Reed's Recommendation Corner: Translation State by Ann Leckie

The back ground is a gradient from Red, to orange, to a teal color. At the top, a series of lines make several arches around a white circle with a black triangle in it. The same arches appear on the bottom, but the white circle has the profile of a person with no hair.
Translation State by Ann Leckie. Photo from the Orbit Books website.

In 2013, Ann Leckie's debut novel Ancillary Justice introduced the world to a new type of space opera - one that explored gender and what it means to be called "human". We were introduced to the world of the Imperial Radch, of the uneasy truce with the Presgers, and worlds beginning to exist in an uneasy truce. She followed these up with Ancillary Sword and Ancillary Mercy. These form the core of worldbuilding for this universe, and include the stand-alone novel Provenance and now Translation State, which is her first novel since 2019. 

In this novel, we are taken deeper into the politics and worlds that Leckie has presented us with. Even as she uses the universe to describe overarching political mechanics, she also manages to challenge some of her previous assertions. 

The story follows three main characters: Enae Athur, a woman who has spent the majority of her life (six decades!) taking care of an aging relative who was incredibly abusive and unable to appreciate Enae's ability to keep her household running. Enae's Grandmamman is old money, and without Enae, would have driven her household staff away (at the least). After she dies, Enae is given the job of tracking down someone who has been missing for so long that the no one really expects her to find them. However, Enae doesn't do anything half-heartedly, and begins to make unexpected progress, which takes her out of her routine and into interesting places. 

The second main character is Qven, a Presger translator. Their story is told in first person, and is a very deep look into the aliens that serve as a driving force in the other novels. It's a very in depth look at the life cycle of some of the Presgers - it seems very alien in some ways but in others very familiar. In the beginning, these alien creatures are practically feral - eating, torturing, and hurting each other without any real knowledge of who or what they are. As they move from age group to age group, the expectations for how they should act change drastically. They are taught how to act human, essentially. Presger translators are expected to merge with another, and become essentially subsumed into that older Presger's personality. Qven doesn't want this and will do anything to escape it. 

The third main character is Reet Hluid, who was adopted into a large family with two mothers who care for foster children, and is currently working a low level job on a space station in a place called Zeosen. Despite his loving family, he feels he has never really fit in. He has had odd, violent urges his entire life - urges that nearly got him in trouble as a child. As an adult, he is stand-offish and has difficulty relating to others, even his own family. His preferred activity is being alone and watching his favorite adventure show. When he's approached by a diaspora group who claim he's related to a ruling class on their former station, he finally begins to feel like he might find out who he really is. He either misses or ignores the political undertones of the group, and is happy with the new job at they have gotten him. 

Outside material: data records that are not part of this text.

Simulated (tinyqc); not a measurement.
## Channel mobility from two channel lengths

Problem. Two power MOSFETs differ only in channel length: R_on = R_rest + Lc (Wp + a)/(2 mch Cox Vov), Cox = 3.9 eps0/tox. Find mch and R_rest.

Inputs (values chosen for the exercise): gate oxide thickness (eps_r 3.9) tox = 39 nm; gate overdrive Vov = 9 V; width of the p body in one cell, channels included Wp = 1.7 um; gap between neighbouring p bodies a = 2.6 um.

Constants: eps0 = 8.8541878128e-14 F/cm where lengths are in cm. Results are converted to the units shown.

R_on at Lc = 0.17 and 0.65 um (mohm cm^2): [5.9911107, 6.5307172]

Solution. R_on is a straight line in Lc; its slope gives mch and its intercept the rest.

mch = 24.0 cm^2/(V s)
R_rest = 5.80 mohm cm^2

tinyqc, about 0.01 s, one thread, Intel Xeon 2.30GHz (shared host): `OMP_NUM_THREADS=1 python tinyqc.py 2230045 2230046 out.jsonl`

Reet's new job brings him into contact with Enae, who figures out (quite accidentally), that Reet is the one she has been looking for. This leads to his immediate quarantine and arrest. Enae, who feels awful about destroying his life, rallies his family and the lawyers to help get him out. 

Because of this, Reet and Qven come into contact with each other, and are put into a situation where they are told that they have to merge or die. 

While this is happening, the treaty that has been negotiated with the Presgers is coming up for renegotiation in order to include other races or species, including some of the original characters from the previous novels. 

While this seems to be a sweeping epic, and the decisions reached will have consequences for the entire universe, it is tied up in more personal concerns. There are discussions of complicated feelings towards family, on how we identify ourselves and what those implications are. It's about autonomy and how it clashes with how society thinks we should behave or what we should do with our lives.  It isn't about rescuing an entire world or overthrowing a tyrant, but it is about finding ourselves, finding what's right and what we want for ourselves, even if it is simply not what our elders demand. 

This novel came at a time when my identity is being heavily challenged by the world around me. While I have a wonderful support network, I identify with Reet's struggle to fit in, to find his place in a world that doesn't entirely make sense to him as he's been told it should be. I love that despite the happy conclusion for everyone, there's still a journey to be had. Enae's story reminded me that it's never to late to make a change, to step outside of your routines and become something more. 

Since this novel is a stand-alone, you don't have to read the previous novels in order to understand what is going on, although you'll miss why some of the characters are so important.